Mike Rhoades tells his players to work hard and get better. He implores them to have fun and enjoy how hard they’re working. He pushes them think defense first and always play for each other.
Those are among the things he tells players every time he sees them, in every practice and before and after games.
But only one thing Rhoades says and believes has been transcribed and posted in VCU’s practice facility.
“If you’re not going to make yourself uncomfortable, do not enter.”
“It’s the only thing you’re going to see around here that has my name on it,” Rhoades said. “I don’t want it on anything else.
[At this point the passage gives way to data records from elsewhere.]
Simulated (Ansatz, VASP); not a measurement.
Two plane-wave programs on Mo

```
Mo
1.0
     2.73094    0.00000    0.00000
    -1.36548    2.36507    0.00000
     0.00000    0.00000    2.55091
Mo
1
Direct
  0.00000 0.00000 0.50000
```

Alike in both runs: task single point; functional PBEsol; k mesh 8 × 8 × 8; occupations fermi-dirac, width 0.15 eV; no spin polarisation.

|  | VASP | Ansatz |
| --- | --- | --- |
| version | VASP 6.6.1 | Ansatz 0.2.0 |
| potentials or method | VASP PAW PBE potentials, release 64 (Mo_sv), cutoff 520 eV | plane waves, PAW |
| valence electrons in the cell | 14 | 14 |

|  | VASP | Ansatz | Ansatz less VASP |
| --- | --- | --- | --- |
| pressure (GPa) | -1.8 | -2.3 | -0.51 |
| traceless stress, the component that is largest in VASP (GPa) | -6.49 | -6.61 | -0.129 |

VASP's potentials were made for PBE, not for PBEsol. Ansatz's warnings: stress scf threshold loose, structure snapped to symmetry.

“And it’s for our pros too. When you come back in the summer, it’s to work, and if you’re not going to work and make yourself uncomfortable, go someplace else to work out.”
Rhoades’ words are direct and self-explanatory, and his players apparently appreciate and heed them.
Many are better this season than last. And the Rams are better as a team in 2018-19 than they were in 2017-18. They’re so much better they have accomplished something no VCU men’s basketball team has done since joining the Atlantic 10 Conference in 2012.
The Rams head into Friday night’s season finale at home against Saint Joseph’s as the regular-season champion of the Atlantic 10 Conference, the first time VCU has been the sole owner of that title.
In 2015-16, VCU and Rhode Island tied for the regular-season championship.
“It’s pretty cool,” Rhoades said. “It’s a credit to our guys, our staff and our support staff. It takes a lot of people to continue to move young people forward.”
VCU enters next week’s conference tournament as the No. 1 seed.
It’s been a banner year for basketball at VCU. The women’s team tied for first place in the conference during the regular season. Coach Beth O’Boyle led a turnaround from a 4-12, 7-22 record in 2017-18 to 13-3, 21-8 so far in 2018-19. She was selected as the A-10 coach of the year. The men’s honorees will be announced next week.
Rhoades has personal results to prove the value of making yourself uncomfortable in workouts when no one is directing and no one else is watching.
He led Lebanon Valley College to the 1994 Division III national championship. He was USA Today’s Division III national player of the year in 1995 and a two-time all-America selection. He was the leading scorer in Lebanon Valley College history when he graduated and still holds the school’s career records for free throw percentage (84.5), assists (668), and steals (212).
“Why do we play a sport?” Rhoades asked. “Because we love it. You’ve got to love this. Don’t stop loving it or liking it because it’s harder or different or demanding. Accept all that, and let’s go get what we want.
“We’re not afraid of anything. There’s no added pressure on us because we won the regular season. We’re in a great position.”
By virtue of their No. 1 finish, VCU doesn’t have to play an A-10 tournament game until next Friday. To reach the conference championship game, they need to win just two times at Barclays Center in Brooklyn. With a 24-6 record now, the Rams seem likely to earn an NCAA berth even if they don’t gain the conference’s automatic bid via the tournament title.
Rhoades isn’t focused on bids or seedings for the NCAA tournament. He has been steadfast this season in insisting the Rams use their time between games to get better.
Placing those words above any doors in the practice facility would be redundant. And the only redundancy Rhoades and the Rams want now is winning.